A Cycle – Feast of Pentecost 20
Jn. 20: 19 – 23
Pentecost is a major feast day in the Church, yet it’s importance to us has been underplayed, ignored, or just relegated to an ordinary event marking the birth of the church. I am convinced this feast is ignored because we have not been taught the importance of the role of the Spirit in our quest for holiness. The Spirit’s role is multifaceted, and its initial quest is to reveal to us the truth about sin and forgiveness. Once we feel forgiveness we are changed, transformed into sons and daughters. Yes, just as the disciples were changed, we too will be changed.
The coming of Jesus, his life death and resurrection were monumental in that the penalty of our sins was placed on Jesus. But God had more in store for us than just our salvation. He had restoration in mind. Restoring the intimacy God intended when he created us in his image and likeness. To make that happen God promised to send us the Spirit. Jesus in that upper room stressed the importance of the Spirit when he said, “it is to your advantage that I go, for if I go I will send the Spirit to you…he will guide you to all truth” (Jn. 16. 7, 13).
Just before his ascension Jesus told the disciples to wait in the city for, he was going to send to them the “promise of the Father.” God’s plan to restore our position as sons and daughters, his plan to reconcile us to himself involved Jesus as savior and the Spirit as teacher, comforter and revealer sent to embolden us to become witnesses of God’s love. But before we can become witnesses, we need to have a complete change of direction and seek what the disciples sought as they prayed that day in the upper room awaiting the promise of the Father.
The change God desires in our hearts cannot come through our efforts to become holy men and women but is accomplished by the transforming power of the Spirit by our seeking and surrendering to the action of the Spirit. I will speak about this surrender process later but before we get there, we must first understand our need to allow the Spirit to change us.

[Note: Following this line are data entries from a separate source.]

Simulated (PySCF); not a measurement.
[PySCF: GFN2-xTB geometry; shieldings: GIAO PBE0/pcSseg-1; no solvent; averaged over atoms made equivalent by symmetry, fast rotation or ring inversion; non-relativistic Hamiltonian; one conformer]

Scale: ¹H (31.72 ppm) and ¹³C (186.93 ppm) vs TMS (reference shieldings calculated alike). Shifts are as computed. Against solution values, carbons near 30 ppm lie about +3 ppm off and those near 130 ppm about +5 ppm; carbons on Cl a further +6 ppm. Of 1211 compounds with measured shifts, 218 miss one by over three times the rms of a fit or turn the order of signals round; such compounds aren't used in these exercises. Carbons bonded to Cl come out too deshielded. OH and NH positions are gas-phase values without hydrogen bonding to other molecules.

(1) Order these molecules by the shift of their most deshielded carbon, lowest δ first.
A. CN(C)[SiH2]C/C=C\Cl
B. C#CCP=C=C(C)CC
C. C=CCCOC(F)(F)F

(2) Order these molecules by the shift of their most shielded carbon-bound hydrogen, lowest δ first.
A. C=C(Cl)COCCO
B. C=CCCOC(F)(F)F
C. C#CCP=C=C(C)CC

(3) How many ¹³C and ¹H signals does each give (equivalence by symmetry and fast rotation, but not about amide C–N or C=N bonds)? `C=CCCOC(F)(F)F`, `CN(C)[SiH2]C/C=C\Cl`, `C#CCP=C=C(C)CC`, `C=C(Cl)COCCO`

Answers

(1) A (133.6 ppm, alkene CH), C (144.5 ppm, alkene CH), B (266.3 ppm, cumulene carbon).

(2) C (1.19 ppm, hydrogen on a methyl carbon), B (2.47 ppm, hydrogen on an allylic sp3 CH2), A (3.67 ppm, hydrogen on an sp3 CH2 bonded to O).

The promise of the Father, mentioned by Jesus, was made through Jeremiah the prophet and it was given to us as a covenant – a pact, a contract, a pledge, a guarantee, a commitment given to us by God. In that covenant God said we will know him; we will have our hearts changed and He will forgive and forget our sins (Jer. 31. 33-34). That was the promise and through the Prophet Ezekiel, God tells us the promise would be accomplished by the action of the Holy Spirit as it is poured into our hearts (Ez. 36.26). Then as we heard in our first reading, Peter refers to the Prophecy of Joel where God promised the Spirit would be poured out on every one of us (Joel 3). This coming of the Spirit to us has a significance beyond the birth of the church. The gift of the Spirit to us is God’s plan to evangelize the world through fervent, energized believers.
This feast day is the final piece to overcome sin in our lives. The Spirit equips us to live righteous lives won for us by Jesus Christ. The Spirit will open our minds to understand and feel forgiveness instead of condemnation. We will understand what Paul meant when he said “there is no condemnation for those who are in Christ Jesus.
Yet today, in 99% of the churches worldwide the homilies will proclaim today is the birth of the church. This is not incorrect, but it is a look backward at history instead of forward to the promise of the Father in our lives. Today is a promise of our rebirth. It is all about the promise of the Father to set our hearts on fire as it did the disciples that day. What they did on Pentecost is our history, but Pentecost was designed by God to be a perpetual event, occurring daily as hearts are set on fire by the Spirit’s action.
Let me refresh your memory for just minutes ago we heard the alleluia verse sung before the gospel was read. It said, “Come Holy Spirit, fill our hearts and enkindle within us the fire of your love.” We so easily recite those words or listen to them said for us and yet we fail to act beyond hearing. It is a prayer of invitation saying, come into my heart and change me. Most of us as we hear those words have not even connected that prayer with ourselves. We have become those people in the scriptures; those who are waiting for the Lord, but we are not paying attention when he comes.
In addition to the alleluia, just before the gospel was read, we heard the sequence read or perhaps in many churches it was sung. It like the alleluia is a prayer we are offering to God. Listen to what we are praying for the Spirit to do within us and I am going to paraphrase it.
Come Holy Spirit come into our hearts and take up your rest. Come for you are the source of all we seek and need, you refresh our souls and shine within us. Amid all our woes you are our source of strength. Fill us with the light of God’s love and shine in those places where we have not allowed God in. There is an emptiness within all of us which aches to be filled. There is fear within us that longs for peace. We ask for you to reveal our actions which are like the older brother of the prodigal. Flood us with the gentle touch of the Spirit like morning dew. Satisfy our thirst by giving us the living water you said would flow out of your very heart to us. Did you have your heart engaged when the Sequence was read? Were you praying as the disciples prayed for those very things as they waited for the Spirit to come?
Most likely you, like many did not hear or take to heart any of that prayer. Like Paul we find ourselves doing the things we should not do and avoiding the things you called us to do. Our guilt holds us hostage, separating us from God. He has promised to wash away our guilt and through the action of the Spirit have us feel the arms of a loving Father.
Come Holy Spirit for in you is the source of all joy, in you is the source of feeling the love of God and providing us with the courage to live our salvation as witnesses.
Is today the day of your rebirth? If you have not invited the Spirit to come into your heart, why not? Today after all is a reminder of the promise of God made to you for you to become who he created you to be. Come Holy Spirit Come.